Snyder and Albuquerque bookend the anthology with a story about Skinner Sweet stopping at a diner in New Mexico to get a licorice cake. Skinner is monologuing about the importance of stories and how there was a time when he wanted everyone to tell stories about him, to talk about how imposing of a figure he was. He wanted his reputation to precede him. When he’s attacked at the diner, he finishes by saying he’s listening now. This sets up the 8 stories that follow. I won’t give a blow-by-blow account of them all, but they span from 1588 to the 1940s. We have twisted vampire tales about the lost colony, a Canadian bounty hunter and vampire fur trappers, Skinner’s first brush with Hollywood, and the seedy underbelly of a Jazz club. Not only do we explore the history of Snyder’s vampires, but we get a look at some American historical events. It makes for some pulse-pounding entertainment from the undead as well as great commentary about America’s past. Each story is just as impressive as the last. With names like Aaron, Lemire, Cloonana, Francavilla, and Simone getting to play in Scott Snyder’s Vampire toy box, you know good things are bound to happen.

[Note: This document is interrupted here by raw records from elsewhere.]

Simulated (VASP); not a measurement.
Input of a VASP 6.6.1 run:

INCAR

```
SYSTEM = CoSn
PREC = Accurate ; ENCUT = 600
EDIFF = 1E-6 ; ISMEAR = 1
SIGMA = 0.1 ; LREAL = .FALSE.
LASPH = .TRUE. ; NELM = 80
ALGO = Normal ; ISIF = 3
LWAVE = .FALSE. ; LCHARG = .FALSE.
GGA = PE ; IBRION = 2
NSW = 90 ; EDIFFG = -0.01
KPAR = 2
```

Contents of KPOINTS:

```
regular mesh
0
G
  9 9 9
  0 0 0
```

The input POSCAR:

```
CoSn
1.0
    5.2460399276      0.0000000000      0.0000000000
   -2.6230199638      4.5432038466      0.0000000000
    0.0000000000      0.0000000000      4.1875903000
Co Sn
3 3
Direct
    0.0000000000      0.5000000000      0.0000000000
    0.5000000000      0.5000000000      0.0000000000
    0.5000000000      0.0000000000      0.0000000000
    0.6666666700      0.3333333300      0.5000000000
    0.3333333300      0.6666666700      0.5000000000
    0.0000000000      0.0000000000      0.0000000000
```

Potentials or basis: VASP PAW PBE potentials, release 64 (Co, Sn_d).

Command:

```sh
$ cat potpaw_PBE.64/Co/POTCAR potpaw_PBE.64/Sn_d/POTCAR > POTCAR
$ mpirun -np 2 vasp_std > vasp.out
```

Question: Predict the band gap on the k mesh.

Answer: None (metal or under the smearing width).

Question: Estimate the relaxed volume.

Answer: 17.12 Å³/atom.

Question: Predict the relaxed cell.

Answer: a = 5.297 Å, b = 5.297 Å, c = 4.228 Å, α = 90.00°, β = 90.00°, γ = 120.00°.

This anthology is the ultimate sampler platter. Each story is an independent look at the world Snyder has created, but each one could be expanded into its own miniseries and still feel perfectly natural. It’s rare that every story in an anthology is strong, but American Vampire pulls it off. There isn’t a run in the bunch, and each artists is perfectly paired with a writer to top it all off. The styles vary drastically from story to story, but each seems to fit flawlessly with the story being told.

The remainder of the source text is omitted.